Last Update: 2011-07-31 09:50:50 -0400

Automatically Running Tasks in Parallel

Consider these task definitions:

task :default => [:a, :b]
task :a => [:x, :y]
task :b

To create the dependency graph, let nodes represent tasks and child nodes represent prerequisites,

     / \
    /   \
   a     b
  / \
 /   \
x     y

Notice the dependency graph already contains the information necessary for parallelizing tasks. In particular, tasks x, y, and b may run in parallel. When x and y are finished, a and b may run in parallel.

So why, then, does multitask exist? Rake already has the information it needs — why must we provide it a second time? The short answer is probably that multitask was easy to implement, while dynamically finding parallelizable tasks and safely executing them in separate threads requires a little more code.

Rake now supports the -j option which does exactly this. To run up to three tasks in parallel,

% rake -j3

or equivalently,

% rake --threads 3

Without a number,

% rake -j

means as many tasks as possible will run in parallel: the dependency graph alone determines the number.

A Note on Dependencies

Without multitask or -j, Rake invokes tasks in a predetermined order. Rakefile authors inevitably come to rely on this order. Even though their dependency graph may be wide and hierarchical, the only graph which has ever been tested is linear: one which results from visiting each node in sequence.


task :a => [:x, :y, :z]

When Rake runs in single-threaded mode (the default), tasks x,y,z will be invoked in that order before a is invoked, assuming no other rules exist involving these tasks. However with -j N for N > 1, one should not expect any particular order of execution. Since there is no dependency specified between x,y,z above, Rake is free to run them in any order.

The problem of underspecified dependencies plagues Makefiles as well (GNU make has supported -j for some time).

Migrating to -j

Suppose -j produces errors from insufficient dependencies in your Rakefile. Do you want to bother fixing them? If you are satisfied with your build time then there is really no reason to use -j.

If on the other hand your build takes twenty minutes to complete, you may be interested in getting the full dependency graph correct in order to take advantage of multiple CPUs or cores.

Though Rake cannot fathom what you mean by a correct dependency, there is a tool available which may help you get closer to saying what you mean:

% rake --randomize[=SEED]

where the optional SEED is an integer. This will randomize the order of sibling prerequisites for each task. Runs with the same SEED will produce the same sibling permutations. If no SEED is given then one will be generated. SEED is reported when Rake exits.

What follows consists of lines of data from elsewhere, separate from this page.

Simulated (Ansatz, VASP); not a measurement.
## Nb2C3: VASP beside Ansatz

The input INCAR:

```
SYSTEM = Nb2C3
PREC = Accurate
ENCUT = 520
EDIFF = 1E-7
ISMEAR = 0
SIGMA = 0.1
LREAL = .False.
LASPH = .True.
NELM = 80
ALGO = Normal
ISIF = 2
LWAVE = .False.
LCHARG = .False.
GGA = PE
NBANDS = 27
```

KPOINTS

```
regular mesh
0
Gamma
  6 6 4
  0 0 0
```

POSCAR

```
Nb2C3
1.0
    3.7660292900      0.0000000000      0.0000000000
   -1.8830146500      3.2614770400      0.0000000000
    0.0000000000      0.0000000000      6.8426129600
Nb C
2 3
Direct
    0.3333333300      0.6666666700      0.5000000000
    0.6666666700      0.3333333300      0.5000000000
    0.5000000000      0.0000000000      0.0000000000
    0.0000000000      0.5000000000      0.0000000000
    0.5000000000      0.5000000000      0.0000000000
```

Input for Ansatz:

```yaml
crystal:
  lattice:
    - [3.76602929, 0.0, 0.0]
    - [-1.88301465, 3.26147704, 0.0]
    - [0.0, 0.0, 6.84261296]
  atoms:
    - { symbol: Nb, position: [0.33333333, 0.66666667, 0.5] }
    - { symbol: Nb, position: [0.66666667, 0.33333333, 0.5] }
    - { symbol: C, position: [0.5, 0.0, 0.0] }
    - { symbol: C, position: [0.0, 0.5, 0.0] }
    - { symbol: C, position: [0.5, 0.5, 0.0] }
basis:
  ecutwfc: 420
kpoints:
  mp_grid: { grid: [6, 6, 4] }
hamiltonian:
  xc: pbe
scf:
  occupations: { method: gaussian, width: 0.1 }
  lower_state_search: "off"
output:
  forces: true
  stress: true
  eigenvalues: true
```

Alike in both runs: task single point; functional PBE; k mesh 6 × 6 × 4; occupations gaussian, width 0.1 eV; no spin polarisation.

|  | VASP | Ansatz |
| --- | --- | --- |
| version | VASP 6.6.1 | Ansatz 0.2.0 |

Though this option may cause an error due to underspecified dependencies, with SEED at least it will be an error which is exactly the same on each run. In addition you’ll have the major debugging advantage of using a single thread.

Task#invoke inside Task#invoke

Parallelizing tasks means surrendering control over the micro-management of their execution. Manually invoking tasks inside other tasks is rather contrary to this notion, throwing a monkey wrench into the system. An exception will be raised when this is attempted in -j mode.

What is the Difference Between -j and Multitask?

What if you replaced task with multitask everywhere in your Rakefile? Isn’t that the same as -j?

It is effectively the same when the number of tasks is small. However an all-multitask Rakefile becomes problematic as the number of tasks and dependencies increase. The number of lines in the dependency graph would be equal to the number of threads running simultaneously. Multitask blindly fires off N threads for the N prerequisites of a task.

A simplistic multitask setup for compiling 100 C files might spawn 100 threads running 100 compiler processes all at the same time. To reduce the load you could make several reasonably-sized multitasks then tie them together with a regular task. Or you could just use -j.